3. Heat oven to 450 degrees. (Original recipe calls for toasting breadcrumbs in the oven. I melted a bit of butter and cooked them on the stovetop). While oven is coming to temperature, Heat 1T oil in skillet. Pat artichokes dry and add them to skillet, cut side down. Fry  over moderate heat about 4 minutes until deep golden.

4. Place artichokes cut side up in  large baking dish, Top with fennel mixture. Sprinkle with toasted bread crumbs and bake 15 minutes, or until heated through

5. Arrange 2 artichoke halves on a plate. In a bowl, toss the parsley leaves with the remaining 1T oil and 1/2 tsp lemon juice seasoned with salt and pepper. atop with a bit more parsley and serve.
 (I apologize for not having a photo of completed dish - the picture I thought I thought took was no where on my camera.)( To eat the artichokes, my friend explained that each leaf is separated and only the very bottom of the leaf is consumed. There is a small "meaty" area that is scraped out and eaten. Scraped out either with the teeth or a knife. I was surprised at how very little there was to actually eat.)

As for taste, the fennel mixture was very good. The artichokes, not so much. I was very disappointed with their flavor. Basically, the 'chokes were tasteless. I did not feel they offered anything to the dish, except as  a vessel for the fennel. Maybe this was just a bland artichoke in they way that winter tomatoes really don't resemble ripe summer tomatoes. No matter, I will not be trying artichokes again any time soon.

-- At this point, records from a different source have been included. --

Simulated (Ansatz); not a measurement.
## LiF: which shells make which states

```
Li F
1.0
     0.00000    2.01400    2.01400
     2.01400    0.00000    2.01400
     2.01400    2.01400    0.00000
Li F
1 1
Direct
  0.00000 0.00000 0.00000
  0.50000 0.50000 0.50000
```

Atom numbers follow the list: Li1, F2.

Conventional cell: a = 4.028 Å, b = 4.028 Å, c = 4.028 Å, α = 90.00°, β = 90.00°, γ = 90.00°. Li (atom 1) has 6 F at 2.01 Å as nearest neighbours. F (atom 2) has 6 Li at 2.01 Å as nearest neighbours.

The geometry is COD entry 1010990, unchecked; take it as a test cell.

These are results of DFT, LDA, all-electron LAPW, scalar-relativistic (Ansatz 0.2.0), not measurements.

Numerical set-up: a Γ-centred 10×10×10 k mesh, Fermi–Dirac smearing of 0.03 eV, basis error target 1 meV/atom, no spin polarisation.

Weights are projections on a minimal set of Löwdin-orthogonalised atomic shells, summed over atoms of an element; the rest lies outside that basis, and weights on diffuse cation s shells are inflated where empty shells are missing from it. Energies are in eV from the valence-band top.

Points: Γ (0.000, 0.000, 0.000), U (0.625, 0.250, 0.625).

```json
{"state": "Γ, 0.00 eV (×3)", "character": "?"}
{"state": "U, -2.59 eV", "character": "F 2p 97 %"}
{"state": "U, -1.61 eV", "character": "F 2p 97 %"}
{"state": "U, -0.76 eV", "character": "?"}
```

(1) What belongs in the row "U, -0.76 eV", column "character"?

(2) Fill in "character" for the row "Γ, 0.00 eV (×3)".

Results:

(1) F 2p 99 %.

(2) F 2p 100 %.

It should be said that I do not fault the Food and Wine recipe in any way. I suppose I just do not appreciate the delicate flavor of the artichoke. And my friend? She steams them and dips them in melted butter and loves them. I guess this is a case of "to each his own". If anyone has anything to change my mind about these, please let me know. And I cannot imagine making artichoke dip.